5. Ric Flair was your favorite wrestler and that’s cool. The Nature Boy’s a legend, even though his minimalist wrestling attire left nothing to the imagination. Still, use between-song “woos!” sparingly. You don’t need to shout like Flair after every song.


6. You might see people with recording devices. Let them be. They are your friends. Plus, there is nothing worse than an illicit live recording punctuated with “are you recording this? Are you? Really?” during every song.


7. If the natives become restless, the festival starts to deteriorate into an orgy of mayhem and violence, and a random stranger who looks like Beavis asks you to help tip something over or set something aflame, do not accept the offer. Or at least wait for a camera crew before proceeding.


8. Every band has a fan that can only be described as "That Guy." "That Guy" knows the length of every song, can link the band’s latest album to a current political issue, and thinks the band is singing about him in every song. You’ll first meet him buying a beer. Then he’ll be in front of you by what the concert promoters have charitably called the “restrooms.” By this time he’ll consider you his friend, slap you on the back with drunken gusto, and give you a nickname like Johnny One Punch, even though you’re name is Evgeny and you’re from Latvia. Avoid That Guy at all costs.
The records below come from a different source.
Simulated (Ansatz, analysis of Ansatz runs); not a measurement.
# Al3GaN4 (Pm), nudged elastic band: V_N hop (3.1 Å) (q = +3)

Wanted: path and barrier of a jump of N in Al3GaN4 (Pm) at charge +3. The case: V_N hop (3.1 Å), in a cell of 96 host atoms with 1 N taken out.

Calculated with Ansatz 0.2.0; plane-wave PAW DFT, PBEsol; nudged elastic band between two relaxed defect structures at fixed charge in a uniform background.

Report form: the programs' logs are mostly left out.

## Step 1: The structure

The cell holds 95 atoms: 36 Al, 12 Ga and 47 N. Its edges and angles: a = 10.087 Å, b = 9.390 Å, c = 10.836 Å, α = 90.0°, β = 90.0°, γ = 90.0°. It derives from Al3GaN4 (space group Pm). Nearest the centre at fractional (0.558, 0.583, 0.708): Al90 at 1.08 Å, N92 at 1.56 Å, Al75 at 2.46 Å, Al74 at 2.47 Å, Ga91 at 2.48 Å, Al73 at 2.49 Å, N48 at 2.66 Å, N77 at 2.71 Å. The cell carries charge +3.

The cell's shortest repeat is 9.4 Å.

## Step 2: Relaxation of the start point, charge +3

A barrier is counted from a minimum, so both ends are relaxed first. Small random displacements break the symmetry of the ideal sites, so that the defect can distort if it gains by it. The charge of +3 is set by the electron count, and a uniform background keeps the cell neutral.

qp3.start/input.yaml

The final band on the final night is playing the final song. The concert promoters and sponsors are loading their crates of money into vans under cover of darkness. Limbs and legs are strewn over the festival grounds like a Fiona Apple video. You haven’t bathed in 72 hours, your car keys were lost in the Great Unknown, mud and beer have mixed into your clothes to form a potentially fatal epoxy, and your girlfriend’s been backstage for a while and you’re getting suspicious.

But you’re still breathing and have a few musical memories you won’t forget. Survey the carnage and take a deep breath. You survived.